I Sent My Girlfriend's Mother to Review a Canadian EDM Festival
All Photos Courtesy of Diane

I Sent My Girlfriend's Mother to Review a Canadian EDM Festival

Spoiler alert: her recap includes inflatable dolphins, security selfies, and Top 40 DJ slander.
June 10, 2016, 3:35pm

This past weekend, my girlfriend and I travelled to Montreal to attend MUTEK, the long-running electronic music and digital arts festival, known for its carefully curated and diverse programming. With a lineup featuring up-and-coming and pioneering Canadian and international artists, we caught sets from Tim Hecker, Machinedrum, Project Pablo, and more, in a variety of indoor and outdoor venues.

While it was lovely, it was also far from the only multi-day Canadian music event taking place the first weekend of June. One province over and a couple thousand kilometres away, the city of Kitchener, Ontario (approximately an hour and a half west of Toronto) was hosting the inaugural Ever After Music Festival, headlined by EDM heavyweights Skrillex, Zedd, Dillon Francis, Adventure Club, and others.


Unfortunately for me, I had no freelance writers based in the predominantly university town to cover the camping festival, but a few days before the event, I had a brainwave: why not send my girlfriend's mother, Diane? Sure, a 61-year-old woman who primarily listens to classical and jazz might not be the target audience of Ever After's organizers, but as the co-founder of a high-end audio equipment company, she knows a thing or two about how music is supposed to sound live. Plus, she lived a short cab ride away from the outdoor venue.

I sent her a quick Facebook message, and to my complete surprise, she agreed. I arranged for her to be accredited on the Saturday, and then called her up a few days later to find out the results of my little social experiment.

THUMP: Hello Diane, so tell me about your experiences at Ever After this weekend, I assume it was your first time attending a music festival of this sort?
Diane: Actually it was. I've attended a ton of music festivals as you can well imagine, but I've never attended one like this. That's why I texted you a few photographs, my experience started with getting in, and they actually patted us down. There were all these police constables hanging around doing nothing, so I said to them, 'Hey is it inappropriate for me to ask you to get into a picture?'

What was the venue like?
It was held at Bingemans Fairgrounds, which was named after Jonas Bingeman, a local food magnate who had a restaurant in downtown Kitchener called Kitchener Dairies.
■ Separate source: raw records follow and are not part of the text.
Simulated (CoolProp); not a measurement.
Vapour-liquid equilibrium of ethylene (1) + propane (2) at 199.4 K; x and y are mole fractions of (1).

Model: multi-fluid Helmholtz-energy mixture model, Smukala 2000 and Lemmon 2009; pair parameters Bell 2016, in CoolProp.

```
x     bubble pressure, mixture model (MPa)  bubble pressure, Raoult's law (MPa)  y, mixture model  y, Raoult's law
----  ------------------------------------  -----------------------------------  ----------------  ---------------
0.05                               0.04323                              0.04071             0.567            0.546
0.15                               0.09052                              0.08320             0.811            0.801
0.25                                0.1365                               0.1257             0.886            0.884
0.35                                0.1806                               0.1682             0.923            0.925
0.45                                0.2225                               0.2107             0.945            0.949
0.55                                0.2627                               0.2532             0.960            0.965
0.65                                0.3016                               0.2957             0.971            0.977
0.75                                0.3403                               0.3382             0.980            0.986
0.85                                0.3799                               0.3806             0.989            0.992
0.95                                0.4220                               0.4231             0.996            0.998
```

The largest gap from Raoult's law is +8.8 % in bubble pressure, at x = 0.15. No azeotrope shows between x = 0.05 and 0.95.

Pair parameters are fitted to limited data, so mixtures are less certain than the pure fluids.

I bet you were the only one attending the festival who knew that history. Bingemans used to be a park on the outskirts of the city and now I'm shocked how close it is. It's very beautiful. There's a big hill and where the festival was, there's sort of a low area with a natural bowl shape, it was very nice with the sound.

What were your impressions of the crowd? It was like a sideshow carnival, everybody was dancing. I really feel the people were there for a physical experience rather than a musical adventure, but they were singing along to all the songs. They were often throwing inflatable objects at the stage, like a dolphin, and frankly I thought that was disrespectful.

What did you think of the performances? You told me you saw Marshmello, did you like his set?
I can't really describe it but there was a rhythmic coordination to the music and a constant repeating of formulas. I recognize a lot of the music involved popular video game [references], am I wrong?

I really thought the graphics were really uninspiring. I didn't think much of them at all, and I don't know if it's because I'm ignorant to popular culture, but I don't understand how that would affect my aesthetic appreciation of things. Marshmello's visuals were a bit more flamboyant.


Were you shocked by the behaviour of any of the attendees? I could smell weed, I honestly don't know how they got it in, I wouldn't have even dared. People were getting drunk and they were high, but they were upright regardless of whether or not they were imbibing.

Did anyone come up to you wondering what you were doing there? Yes, as a matter of fact! [Laughs] A young man came up behind me in a, you know, provocative way, and then I turned around. He started laughing, and I was laughing, he obviously didn't think I was 61-years-old until he saw my face. Then he said, 'I really hope you have a great time,' and I said, 'I will,' but it was kind of an awkward moment.

Do you think you'd recommend attending Ever After to your friends or someone who's never been to a similar festival? I would definitely recommend people go. There were lots of places at that location to go off away from the main stage and into very nice grassy areas. I would say people would have fun as long as they're not hung up on people smoking weed and having their tops off. But isn't that kind of the standard for music festivals, people are kind of liberated? I think it's a great thing to have in town.

Last question, would you ever listen to any of the artists you saw in the comfort of your own living room? Probably not. [Laughs]

Thanks Diane, I'll be in touch when I need somebody to cover Digital Dreams for THUMP this summer.